"Frankenstein" by Mary Shelley
Classic Book of the Month: January

“Frankenstein” by Mary Shelley is regularly called the world’s first Sci-Fi novel and for years it has been the marker from which body horror has been created. About a man called Victor Frankenstein who sets his entire life upon making a creature so close to a living man that when it happens, he regrets the whole thing - this book has enthralled audiences for over two hundred years.

First written in 1818 as a part of a horror story contest set out between Lord Byron and his friends, Mary Shelley was less than twenty years’ old when she began working on what would become one of the most tragic and yet, beloved tales of a monster in human history. It was published initially in its first form by a small London publishing house called Lackington, Hughes, Harding, Mavor, & Jones and issued anonymously with a dedication to Mary Shelley’s father, philosopher William Godwin. By 1821, there was already a French translation of the novel and the second edition of the English version was published on the 11th of August 1823 in two volumes by the slightly bigger publisher in London, G. and W. B. Whittaker. This was the edition in which Mary Shelley was named as the author of the novel.

On the 31st of October, 1831, another edition was published and this time by publishers Henry Colburn and Richard Bentley. This is normally called the ‘popular edition’ and, if you were to read an edition of ‘Frankenstein’ without an ‘edition’ name on the cover today, you will usually find it to be the 1831 edition. It was a revised version by Mary Shelley to make the story seem less radical and had a new preface entirely. There are scholars that argue for and against this version, some state that Mary Shelley was wiser as she was older in writing the revised version whereas, others state that her dream (or ‘nightmare’ if this is what she is dreaming about) is preserved authentically in the first edition of 1818.

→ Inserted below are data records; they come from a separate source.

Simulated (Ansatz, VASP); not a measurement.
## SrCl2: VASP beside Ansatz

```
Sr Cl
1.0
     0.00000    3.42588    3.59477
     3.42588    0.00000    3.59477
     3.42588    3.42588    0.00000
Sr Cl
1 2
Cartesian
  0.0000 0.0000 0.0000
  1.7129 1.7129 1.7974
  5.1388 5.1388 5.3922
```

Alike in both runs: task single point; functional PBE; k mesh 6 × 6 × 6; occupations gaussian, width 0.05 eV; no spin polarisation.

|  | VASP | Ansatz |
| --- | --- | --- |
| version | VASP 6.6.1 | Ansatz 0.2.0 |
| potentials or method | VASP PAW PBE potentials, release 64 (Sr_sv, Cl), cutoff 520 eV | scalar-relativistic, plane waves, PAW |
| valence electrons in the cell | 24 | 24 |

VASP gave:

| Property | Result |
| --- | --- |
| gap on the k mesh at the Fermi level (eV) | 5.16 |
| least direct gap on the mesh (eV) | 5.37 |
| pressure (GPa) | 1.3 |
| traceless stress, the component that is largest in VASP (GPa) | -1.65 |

In Blackwood’s Edinburgh Magazine, the writer Walter Scott praised the novel as ‘extraordinary’ and states that the then anonymous author has ‘uncommon powers of poetic imagination’. Whereas, the writer John Wilson Croker was less amicable stating that the novel was ‘a tissue of horrible and disgusting absurdity’ in the Quarterly Review. As Mary Shelley got her name put on to the novel, some critics began criticising it negatively based purely on the fact that she was a woman. But since the beginning of the 20th century, there has really been nothing but praise for what director Guillermo Del Toro named ‘the quintessential teenage book’ and the BBC called one of the 100 most influential novels (2019).

I was about fourteen or so when I first read Mary Shelley’s ‘Frankenstein’ and since then, I have read the book and taught the book countless times. I have always taught the book as a cautionary tale about what happens when ego and narcissism break through the wall of morality, common sense and human judgement. I always enjoyed reading Chapter 11 in which the Monster begins to learn things about life and the surrounding area. He learns about fire, the moon and the sun, the movements of people. In contrast to Victor Frankenstein’s own long philosophical ramblings and strange aphorisms inserted everywhere in his thought processes during the book, the Monster speaks almost plainly in a romantic way - it is simple and innocent and definitely creates more sympathy in the reader for this character. I have pretty much analysed ‘Frankenstein’ to death and yet, I would still come back to it and read it again at my own will. It is one of those truly beautiful and yet, entirely rare books that contains most of the understanding of human nature within its pages.

Far more people need to actually read this book instead of simply assuming that they understand the story, because in most cases, they don’t. The story is about tragedy and revenge, it is about loss, love and the soul, it is about degeneration of humans and how we, as people, can be the most horrible creatures to walk the earth.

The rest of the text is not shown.